The Prada Phone by LG has certainly got a unique look about it with a textured back cover that gives it the feel of fancy notebook or a posh leather-bound cigarette case. Personally we did not like this design and for the money you pay (something like £342), its spec seems under-whelming compared to some of the other handsets we reviewed this month (namely the HTC One S and Sony Xperia S).
Continuing the design, at the top of the handset there are three identical looking buttons. These are an attempt to continue the fashion conscious style, but unfortunately two of the buttons don’t have any identifying markers so you can imagine what happens when you try to turn on the phone for the first time!
Speaking of which when the Android (2.3) home screen finally appears you are greeted by another distinct look - the home-screen and applications are given a Sin-City style black and white overcoat that is certainly different, though not necessarily ideal!
For example we felt that some of the icons were harder to identify. Plus there is no consistency to the black & white look as when you scroll further down the list of apps you find the Google Service icons or downloaded apps icons are all in colour.
As for the screen itself the 4.3” IPS LCD display does produce a nice image while playing games or watching YouTube videos (with good viewing angles to boot). However the screen does suffer from traces of overexposure at max brightness and its standard WVGA resolution doesn’t make the screen as sharp in terms of fonts.
Additionally we found that while using a few apps the screen did not respond to finger presses straight away. We then ended up having to press harder on the on-screen icons to get them to work. Hopefully this is an isolated issue or one that could be fixed when the ICS update arrives.
Pre-installed applications were also kept to a minimum, but we did like the NFC support that is easy to access from the notification bar and the video player - with its pseudo surround option – certainly boosted audio playback (via a pair of headphones).
Benchmark Performance & Camera Quality
Running our synthetic benchmarks did reveal how much slower the device is compared to the HTC One S we reviewed earlier, with a Vellamo score of 849 vs the HTC’s 2409. Granted the LG is £60 or so cheaper, but even so for the price you could do a lot better. However in real-world terms, apart from the above screen response issue, the Prada was a capable performer for most tasks.

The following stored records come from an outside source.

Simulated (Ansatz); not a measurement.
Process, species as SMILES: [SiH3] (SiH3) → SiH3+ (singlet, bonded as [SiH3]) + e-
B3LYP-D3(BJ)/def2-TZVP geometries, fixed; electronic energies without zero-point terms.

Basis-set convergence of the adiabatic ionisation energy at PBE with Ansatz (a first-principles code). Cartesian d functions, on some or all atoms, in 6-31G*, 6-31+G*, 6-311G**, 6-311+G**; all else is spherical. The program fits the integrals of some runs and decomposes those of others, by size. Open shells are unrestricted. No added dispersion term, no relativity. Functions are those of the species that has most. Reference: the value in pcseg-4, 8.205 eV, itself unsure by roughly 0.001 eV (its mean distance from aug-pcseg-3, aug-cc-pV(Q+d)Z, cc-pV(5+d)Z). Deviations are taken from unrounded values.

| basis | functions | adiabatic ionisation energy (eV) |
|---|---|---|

This included the 8MP camera which ran fine outdoors in brighter conditions, taking some pretty good shots in the process. The only quibble was the level of camera features themselves, which we have to say were pretty feeble.
In terms of battery tests we always leave the phone antenna (plus data) running while setting the backlight to Max.
We then run a video for 2 hours and 15 minutes to gain an idea of how much battery life is left from a full charge.
Battery life was poor with just 50% remaining from a full charge. In general heavy use terms (such as web browsing, YouTube streaming and games) you would also require regular charges.